Amended listing requirements of the JSE
Johannesburg Stock Exchange
The FSCA recently approved amendments to the JSE listing requirements (see Board Notice 298 of 2022). The amended listing requirements will come into effect from 11 July 2022.
These amendments consist of a thorough consultation process with relevant market participants and the FSCA and the main reason for the newly approved amendments is to remove some of the red tape and make it easier for companies to be listed on the JSE. Furthermore, the amendments aim to regulate companies listed on the JSE effectively and appropriately.
The five most important amendments are;
The exemption threshold for ordinary course of business transactions has been increased from a percentage ratio of 10% to 30% in transactions that do not need to be categorized in order to comply with the Listings Requirements (and that would otherwise require shareholder approval and the publication of a circular to shareholders);
Any transactions with directors and/or their associates are excluded from the ordinary course of business exemption referred to above;
Additional circumstances are provided for where intra-group repurchase transactions do not require shareholder approval, namely intra-group repurchases by the issuer of its securities from wholly-owned subsidiaries or in the context of share incentive schemes and/or non-dilutive share incentive schemes controlled by the issuer, in each case, on a non pro-rata basis;
Related parties are allowed to participate in a general issue of shares for cash through a process if certain conditions including, inter alia, maximum pricing requirements and that all allocations in the process take place on an equitable basis;
When a circular to shareholders include management accounts used for the purposes of the pro forma financial effects, a reporting accountant’s review or audit opinion (whichever is applicable) must be obtained on those management accounts for acquisitions only and not for disposals.

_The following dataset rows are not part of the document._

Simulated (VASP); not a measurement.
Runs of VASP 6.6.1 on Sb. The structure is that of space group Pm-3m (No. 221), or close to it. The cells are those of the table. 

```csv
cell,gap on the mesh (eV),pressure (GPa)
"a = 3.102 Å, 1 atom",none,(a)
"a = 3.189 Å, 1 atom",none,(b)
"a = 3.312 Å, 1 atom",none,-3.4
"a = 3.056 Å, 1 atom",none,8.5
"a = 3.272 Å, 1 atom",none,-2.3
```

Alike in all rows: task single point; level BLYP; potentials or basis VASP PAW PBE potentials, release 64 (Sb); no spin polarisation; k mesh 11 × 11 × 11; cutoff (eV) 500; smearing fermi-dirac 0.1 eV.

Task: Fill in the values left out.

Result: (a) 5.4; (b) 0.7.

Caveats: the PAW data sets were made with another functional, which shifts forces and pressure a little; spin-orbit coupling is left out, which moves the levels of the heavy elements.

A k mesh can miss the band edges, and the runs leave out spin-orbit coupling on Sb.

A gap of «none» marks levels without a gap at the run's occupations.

The amendments were made with the recognition that the global landscape is continuously developing and the significance of engaging market participants to guarantee that a balance is struck between obligations placed on companies listed by the JSE to comply with continuous regulatory requirements and the regulatory responsibilities of the JSE. It is also important to note that the amendments come at a time when there is a substantial increase in companies delisting from the JSE with very little new listings to bridge the gap. Therefore, the amendments which were mainly approved to make it more attractive for companies to be listed on the JSE, are approved at a very crucial time.